In the summer of my freshman year of high school, I realized that to stay competitive in hockey, I needed to work out in the off-season.

My mother knew of a martial arts instructor who also did athletic specific training. I went there, and immediately was put to the test.

Not having previous lifting experience, we stuck mainly to manual resistance exercises, things like push ups, chin ups and a whole array of ab exercises.

However we also did basic weight exercises with manual resistance. To give a few examples: bicep curls with a pvc pipe; military press seated on the floor; manual resistance sit-ups.

All this laid the groundwork for what was to come next. The summer of my sophomore year my instructor purchased the Michigan University's football lifting handbook, which provided us with all the lifting exercises we could handle.

We would work out 3 times a week: Mondays and Wednesdays were for heavy lifting (e.g. squats, bench press, military press, bicep curls, etc.) and Saturdays were cardiovascular type exercises (running, boxing drills).

All lifting exercises were performed at the maximum weight we could handle, for 3 sets of 8-12 reps.

We would end each of these workouts to the tune of push-ups, sit-ups, and chin-ups to muscular failure.

The Friday exercises would usually consist of a run of 3 miles or more, a set of boxing drills, and then some sparring.

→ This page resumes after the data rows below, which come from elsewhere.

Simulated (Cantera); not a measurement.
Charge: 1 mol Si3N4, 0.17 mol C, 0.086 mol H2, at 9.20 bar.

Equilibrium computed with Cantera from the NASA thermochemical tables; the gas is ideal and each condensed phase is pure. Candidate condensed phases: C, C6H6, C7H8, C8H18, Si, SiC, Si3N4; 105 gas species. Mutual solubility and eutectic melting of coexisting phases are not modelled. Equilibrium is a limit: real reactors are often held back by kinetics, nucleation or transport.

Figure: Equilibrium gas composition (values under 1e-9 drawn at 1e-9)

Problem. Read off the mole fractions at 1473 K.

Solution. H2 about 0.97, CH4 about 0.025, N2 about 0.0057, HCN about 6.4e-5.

We used whatever weight equipment we could get our hands on, and there were usually about 3-6 of us training in an uptown studio apartment, but we all knew each other well and we enjoyed challenging each other and pushing each other to do more!

All the workouts were safe enough and I can't really recall myself or anyone else with us being injured. All said and done, mt senior year of high school I was 6'2 205lbs and 3.5% body fat! And all the while I earned my black belt in Kenpo!

I would highly recommend working out with a martial arts group. To practice martial arts at a high level requires speed, strength, and skill so a well informed martial arts instructor will make sure his practitioners are in good shape!